Today’s guest post is by Joe Geisner. Over on Juvenile Instructor, Jared T. and Ben have done a wonderful job of reporting on the “Sacred Space” symposium held at BYU. After reading the comments on what the academics think of sacred space I reflected on my own experience with sacred space. The academics focused on the Mormon Temple as our sacred space.
I wrote the below experiences a few years ago after a trip to my ancestral homeland, Ireland. It was in response to an individual about not casting his pearls before swine. A friend of mine was the swine.

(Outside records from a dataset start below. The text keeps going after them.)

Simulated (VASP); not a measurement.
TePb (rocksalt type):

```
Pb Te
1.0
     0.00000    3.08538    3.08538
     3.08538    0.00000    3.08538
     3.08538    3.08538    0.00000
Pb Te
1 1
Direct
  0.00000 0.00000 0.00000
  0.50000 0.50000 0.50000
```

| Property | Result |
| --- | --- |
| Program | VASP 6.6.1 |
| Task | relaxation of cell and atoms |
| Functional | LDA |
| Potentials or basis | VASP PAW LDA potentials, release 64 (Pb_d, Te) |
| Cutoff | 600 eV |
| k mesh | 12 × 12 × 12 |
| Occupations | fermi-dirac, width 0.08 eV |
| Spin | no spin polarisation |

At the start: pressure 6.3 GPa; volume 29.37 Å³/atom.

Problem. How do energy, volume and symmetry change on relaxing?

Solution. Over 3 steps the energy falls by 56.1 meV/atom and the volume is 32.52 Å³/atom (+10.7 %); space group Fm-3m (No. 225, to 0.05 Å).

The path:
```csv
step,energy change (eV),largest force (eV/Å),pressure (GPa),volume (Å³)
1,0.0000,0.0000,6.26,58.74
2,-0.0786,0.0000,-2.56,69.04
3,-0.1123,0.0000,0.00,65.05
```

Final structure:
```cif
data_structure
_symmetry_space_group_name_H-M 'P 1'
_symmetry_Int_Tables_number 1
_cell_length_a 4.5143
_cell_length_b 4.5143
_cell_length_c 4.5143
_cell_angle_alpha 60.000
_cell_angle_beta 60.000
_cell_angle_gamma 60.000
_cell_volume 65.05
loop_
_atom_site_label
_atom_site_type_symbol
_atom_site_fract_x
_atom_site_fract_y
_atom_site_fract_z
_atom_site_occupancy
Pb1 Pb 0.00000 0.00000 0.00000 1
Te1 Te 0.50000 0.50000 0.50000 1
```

I was in Ireland last month. I visited rock cairns and rock circles that date 5000 and 6000 years ago. As my daughter and I crawled over and into the cairns and circles I was over whelmed. Did I feel the spirit, absolutely. It was incredible for me to see and feel the spirit of those who lived so long ago and appreciate the culture of my ancestors who roamed the landscape and built the monuments for their religious beliefs. My cousin who was our tour guide told me about an elderly Irish man who asked my cousin if he knew who built the cairns. My cousin gave him the pat answer that it was our ancient ancestors, the older gentleman looked at him in shock and said, “Oh no it was the fairies who built the rock mounds”. I don’t think my appreciation for the ancients is any less valuable or less spiritual than than the older gentleman’s belief in fairies. I had the same experience when I visited the priory’s, cathedrals, church of Ireland, and Catholic Church sacred spots. I don’t believe in, nor am I a member of these religions but I had equally moving experiences at each of these spots and the spirit there did touch my heart.
A few years ago I traveled to Palmyra and Kirtland. For me a kid growing up in the west it was a dream come true. Being in the Whitney store where the school of the prophets was held, the Johnson farm house where “The Vision” was received by Joseph and Sydney, and the Kirtland Temple where visions galore happened were all “faithful” wonders. I felt the spirit. I didn’t cry like the sister missionary did as the told us Pres. Hinckley is God’s chosen leader on earth, but I felt the spirit of Joseph and Sidney sitting in front of that window, over looking the beautiful Hiram landscape and reading the bible. Feeling what they felt and trying to see what they saw. I doubt my experience was any less spiritual or faithful than the fine sister missionary. I sat in the temple, just me and Lachlan Mackay, talking about Joseph and Joseph sen. (Lachlan Mackay’s ancestors) rising to the podium and giving sermons and prayers, and Sidney Rigdon reading the dedication. We both sat in silence and pondered. What a time. I reflected on my wife’s 4th great grandmother holding her son, my wife’s 3rd great grandfather, in those pews I was sitting in, listening to Joseph and I felt their spirit and had faith that the people at the time saw and heard things that they believed were marvelous. As I walked around Cumorah and had the sun going down in the west and the breeze blowing through the trees I felt Alvin and Joseph’s presence, looking for buried treasure, both secular and religious. I thought and felt Joseph running with the plates thinking that some evil force or person was after him. I wondered if it was after me as I walked by myself as the sun was setting.
I have come up with a few questions after reading my earlier comments and Jared’s posts.
*What makes sacred space for you?
*Do you have sacred space outside a Mormon Temple?
*Do you have to believe in “angels and gold plates” to have sacred space?
* Is sacred space for us or God and why?